So now its official- Frankel is the top rated horse since the beginning of the international rankings. So how did he achieve this feat? Well his stunning performances in the Queen Anne and Juddmonte International certainly played a part, but they were not in themselves sufficient to garner him that accolade. The fact that the handicappers strangely rated his 11 length Queen Anne victory as being akin to 12.5 lengths and his 7 length Juddmonte victory as being akin to 9.25 lengths also helped, but was still not enough to give him the top honours. No he achieved the top spot by virtue of the handicappers rewriting history.
At the end of his three year old career, Frankel was rated 136, a long way short of Dancing Brave’s 141. At the time Phil Smith, the British Horseracing Authority’s senior handicapper was quoted as saying “I don’t believe that Dancing Brave would get that rating now, but it’s in the book and that’s what [Frankel] has got to aim for, because we are not going to rewrite history.” Fast forward twelve months and rewriting history is exactly what Phil and his colleagues have done. I can’t find a suitable antonym for nostalgia but it is clear that the handicappers don’t think much of the greats of the past and they don’t trust their predecessors. When Phil Smith explained that Shergar’s rating was a retirement ‘gift’ to a former handicapper it hardly counted as an endorsement of his predecessors and somewhat undermined a statement in their explanatory piece see link that “the purpose of this paper is absolutely NOT to say that the current Handicappers are right and those who compiled the ratings between 1977 and 1991 were wrong”. Some of the other arguments in their justification are also odd as for instance “Much easier travel coupled with an increase in valuable International races enabled connections of the better horses to avoid each other” could just as easily be an argument supporting the thesis that we have more competition not less between the best horses of the world. Also the statement that “The ownership of so many of the top horses in just a few hands meant competition and higher ratings suffered.” is as valid now as ever before. The statement that ” The extension of the Classification to 115 and above in 1985, to 112 and above in 1989 and to 110 in 1990 had a depressant effect as there was now a safety net in which to include the type of horse that had been overly promoted in the past”, again seems to imply that past handicappers were assigning ratings for reasons other than merit. Finally I’m not sure there is a solid basis to the statement that the increase in the number of handicappers means “It is much more likely that horses will be downgraded with a larger Committee” unless larger groups are somehow assumed to be more negative in mindset, and a strong voice is somehow incapable of swaying a committee.

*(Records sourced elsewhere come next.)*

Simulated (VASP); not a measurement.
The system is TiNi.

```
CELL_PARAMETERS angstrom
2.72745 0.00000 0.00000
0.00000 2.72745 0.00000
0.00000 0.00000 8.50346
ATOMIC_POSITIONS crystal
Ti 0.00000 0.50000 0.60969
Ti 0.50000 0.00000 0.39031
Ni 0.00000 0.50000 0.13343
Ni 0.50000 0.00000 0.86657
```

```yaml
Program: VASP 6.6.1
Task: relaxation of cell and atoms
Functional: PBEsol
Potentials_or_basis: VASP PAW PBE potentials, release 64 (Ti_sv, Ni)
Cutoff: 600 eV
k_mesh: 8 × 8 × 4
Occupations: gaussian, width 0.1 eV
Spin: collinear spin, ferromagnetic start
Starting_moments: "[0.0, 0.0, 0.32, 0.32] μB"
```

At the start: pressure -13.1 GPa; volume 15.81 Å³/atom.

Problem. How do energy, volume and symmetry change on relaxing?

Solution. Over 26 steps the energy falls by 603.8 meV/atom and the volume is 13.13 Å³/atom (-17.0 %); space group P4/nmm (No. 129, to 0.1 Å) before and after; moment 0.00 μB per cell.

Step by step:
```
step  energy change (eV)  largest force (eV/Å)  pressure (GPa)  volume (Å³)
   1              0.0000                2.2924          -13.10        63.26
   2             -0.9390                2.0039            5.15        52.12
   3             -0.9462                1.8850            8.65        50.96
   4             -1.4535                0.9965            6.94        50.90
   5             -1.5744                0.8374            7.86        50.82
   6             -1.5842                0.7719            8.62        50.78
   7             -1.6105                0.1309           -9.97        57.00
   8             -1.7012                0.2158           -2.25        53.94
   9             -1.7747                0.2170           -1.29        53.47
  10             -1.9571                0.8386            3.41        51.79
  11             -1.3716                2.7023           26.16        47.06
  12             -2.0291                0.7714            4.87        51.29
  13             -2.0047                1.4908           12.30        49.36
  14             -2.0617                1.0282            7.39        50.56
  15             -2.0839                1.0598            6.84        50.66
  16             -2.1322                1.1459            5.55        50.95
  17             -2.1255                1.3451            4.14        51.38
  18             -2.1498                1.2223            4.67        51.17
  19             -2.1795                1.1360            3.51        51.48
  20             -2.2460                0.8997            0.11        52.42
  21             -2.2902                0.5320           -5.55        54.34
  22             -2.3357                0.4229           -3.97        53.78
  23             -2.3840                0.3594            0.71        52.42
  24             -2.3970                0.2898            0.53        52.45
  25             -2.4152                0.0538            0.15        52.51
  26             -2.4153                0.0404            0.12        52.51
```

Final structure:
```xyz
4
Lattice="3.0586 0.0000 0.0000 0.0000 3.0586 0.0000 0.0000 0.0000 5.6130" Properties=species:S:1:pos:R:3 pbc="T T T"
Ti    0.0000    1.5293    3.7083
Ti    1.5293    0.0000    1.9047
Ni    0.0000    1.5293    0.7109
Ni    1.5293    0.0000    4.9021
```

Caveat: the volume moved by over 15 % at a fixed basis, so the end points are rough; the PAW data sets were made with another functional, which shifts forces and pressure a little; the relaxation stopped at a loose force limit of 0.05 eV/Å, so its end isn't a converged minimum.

In Orwell’s 1984, the Ministry for Truth was responsible for updating records to ensure that the recorded ‘facts’ of history matched the current needs of the regime. History was rewritten on a daily basis and documentation was destroyed or updated as required. To be fair to the handicappers they probably won’t resort to destroying my books containing old ratings. There were three slogans outside the Ministry for Truth namely “WAR IS PEACE,” “FREEDOM IS SLAVERY,” “IGNORANCE IS STRENGTH”, perhaps if there was a section dealing with sport, a fourth slogan “FRANKEL IS THE GREATEST” would have been included?